The long act
Kunnal Kapoor is now basking in the glory of "Meenaxi... A Tale of 3 Cities". A chat with the actor having a foot in theatre
AS KAMESHWAR in Meenaxi... A Tale of 3 Cities Kunnal Kapoor entices one with his subtle performance. This newcomer chose an unconventional launch pad. Kunnal Kapoor may be a debutant in Meenaxi... but he is certainly not new to movies - having worked with ad and film-maker Rakesh Mehra for about four years.
He was assistant director for the Amitabh Bachchan-Manoj Bajpai's Aks. Having dabbled in different fields Kunnal is now busy with film and theatre.
Acting is what he always wanted to do. Wasn't he apprehensive of choosing Meenaxi... for a debut? "It was challenging and I had my own fears. I was initially apprehensive till I met the team. Strangely I wanted to start off on the unconventional route."
Working with an artist with a different vision was indeed an experience. "There was no static moment. There was tension and nervousness and this changed to respect in course of time. There were frustrating moments when I felt I couldn't get things right. Husain Saab speaks from a different level and I have not experienced that depth. He displays that kind of passion and has lived life very closely."
For Kunnal who grew up watching mainstream cinema, doing Meenaxi... was different. "This was poetry. It was an interesting set-up." Kunnal was not sure of making it to the film as he "made a mess of the screen test the first time. The first thing I was asked to do was to lose weight for the Jaisalmer part and that's easy for me though I didn't count the kilos I lost in a month."
Kunnal had to ensure he put in a "subtle performance. It's easier to get angry or show any other emotion. Doing what I had to do was difficult. There was a lot of nervous energy and it got channelised over a period of time and I got used to it."
Working with Tabu was a good experience. "She's a normal person and that is reflected on the screen. There were no ego hassles." "When I look back and romanticise on the film it's all very beautiful. I have got appreciation but there were moments when I felt `can I or can't I'," says Kunnal. It was after working with Rakesh Mehra that Kunnal found the place he wanted to be. "Rakesh gives every one a lot of space.
There was a lot of community feeling. I enjoyed the haphazard atmosphere of the sets. It was a good learning ground." Next Kunnal will be seen in a bi-lingual film Rang de Basanti (Paint it Yellow in English) to be directed by Rakesh Mehra.
"The film, based in Punjab and Delhi, has four protagonists - Aamir Khan, Atul Kulkarni, myself and the fourth one is yet to be finalised.

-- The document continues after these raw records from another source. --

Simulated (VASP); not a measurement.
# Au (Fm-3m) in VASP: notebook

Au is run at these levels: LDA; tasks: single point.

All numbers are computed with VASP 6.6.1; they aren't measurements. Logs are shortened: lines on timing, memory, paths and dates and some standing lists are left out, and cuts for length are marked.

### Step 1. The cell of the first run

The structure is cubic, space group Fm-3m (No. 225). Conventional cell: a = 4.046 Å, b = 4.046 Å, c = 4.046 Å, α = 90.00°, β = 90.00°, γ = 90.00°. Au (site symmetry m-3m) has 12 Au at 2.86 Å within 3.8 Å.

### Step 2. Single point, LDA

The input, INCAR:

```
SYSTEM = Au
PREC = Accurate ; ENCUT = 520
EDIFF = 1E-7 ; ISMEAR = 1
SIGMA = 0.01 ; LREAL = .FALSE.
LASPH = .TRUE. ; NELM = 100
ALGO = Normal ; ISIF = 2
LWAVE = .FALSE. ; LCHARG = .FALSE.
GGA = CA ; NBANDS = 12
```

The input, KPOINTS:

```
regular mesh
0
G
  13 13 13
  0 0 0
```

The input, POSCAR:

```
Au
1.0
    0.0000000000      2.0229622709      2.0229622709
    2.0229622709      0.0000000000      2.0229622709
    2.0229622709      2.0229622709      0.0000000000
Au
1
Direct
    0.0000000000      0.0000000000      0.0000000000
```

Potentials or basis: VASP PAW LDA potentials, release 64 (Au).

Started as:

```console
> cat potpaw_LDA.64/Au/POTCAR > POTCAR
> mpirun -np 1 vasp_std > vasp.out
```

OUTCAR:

This script was being written when I was assisting Rakesh. I am playing the character I wanted to portray at that time. This film will go on the floor in September," says Kunnal, without revealing much about the film. "It's too early to talk about it."
Kunnal is not rushing into signing films. "I am reading scripts like the cliché goes but I have rejected many. I do not want to do many shifts at a time. I'd rather do one movie at a time." His family is happy because he has settled down finally.
This Mumbai-born-and-bred lad (who is trained by Kishore Namit Kapoor) did street theatre with Barry John for a while in Delhi. Right now he is working with Naseeruddin Shah's theatre group.
He stepped in as replacement for an actor in Manto Ismat Haazir Hai (based on stories of Manto and Ismat's) and another one based on Premchand's short stories. The latter will be premiered in May at Prithvi Theatre.
Reading is something Kunnal cannot resist. "I read anything." He maintains a diary where he pens his experiences of the day. "I look forward to the end of the day to do this".
Life is looking up for Kunnal Kapoor. Is it going to be just movies, movies and more movies? "There's no doubt that movies give you a great high and reach out to more than you can imagine.
They also give you name, fame and glamour. But I want to do just acting, acting and more acting."